A Beginner's Look at BenchmarkTools.jl

For the number of years I’ve been programming using Julia, I’ve never really been concerned with performance. Which is to say, I’ve appreciated that other people are interested in performance and have proven that Julia can be as fast as any other performance language out there. But I’ve never been one to pour over the Performance Tips section of the Julia manual trying to squeeze every last bit of performance.
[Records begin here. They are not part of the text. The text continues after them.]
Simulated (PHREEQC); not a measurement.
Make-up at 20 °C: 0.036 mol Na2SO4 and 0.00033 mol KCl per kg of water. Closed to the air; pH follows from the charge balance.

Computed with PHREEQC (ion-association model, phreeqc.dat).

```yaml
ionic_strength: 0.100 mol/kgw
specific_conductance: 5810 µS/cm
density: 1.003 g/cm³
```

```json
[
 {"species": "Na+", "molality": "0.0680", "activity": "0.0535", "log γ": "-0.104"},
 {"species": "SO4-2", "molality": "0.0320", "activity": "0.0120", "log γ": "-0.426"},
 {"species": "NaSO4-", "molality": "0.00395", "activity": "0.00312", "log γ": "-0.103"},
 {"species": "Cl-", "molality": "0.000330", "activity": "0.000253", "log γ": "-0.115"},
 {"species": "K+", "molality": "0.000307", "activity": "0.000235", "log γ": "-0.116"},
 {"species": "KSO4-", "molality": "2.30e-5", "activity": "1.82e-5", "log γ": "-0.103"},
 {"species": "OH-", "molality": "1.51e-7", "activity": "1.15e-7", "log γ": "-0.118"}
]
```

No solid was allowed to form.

But now that I’ve released OmniSci.jl, and as a company one of our major selling points is accelerated analytics, I figured it was time to stop assuming I wrote decent-ish code and really pay attention to performance. This post highlights my experience as a beginner, and hopefully will show how others can get started in learning to optimize their Julia code.

Read The Manuals!

As I mentioned above, I’ve written Julia for many years now, and in that time I’ve grown up with many of the tips in the performance tips section of the documentation. Things like “write type stable functions” and “avoid global variables” are things that I’ve internalized as good programming practices, as opposed to doing them just because they are performant. But with this long familiarity with the language comes laziness, and by not reading the BenchmarkTools.jl documentation, I started off benchmarking incorrectly. Consider this example:

julia> using Random, OmniSci, BenchmarkTools, Base.Threads

julia> #change defaults, since examples long-running
       BenchmarkTools.DEFAULT_PARAMETERS.seconds = 1000

julia> BenchmarkTools.DEFAULT_PARAMETERS.samples = 5

julia> #generate test data
       gendata(x, T) = [rand(typemin(T):typemax(T)) for y in 1:x]
gendata (generic function with 1 method)

julia> int64_10x6 = gendata(10^6, Int64);

julia> #Test whether broadcasting more/less efficient than pre-allocating results array
       function preallocate(x)

           v = Vector{OmniSci.TStringValue}(undef, length(x))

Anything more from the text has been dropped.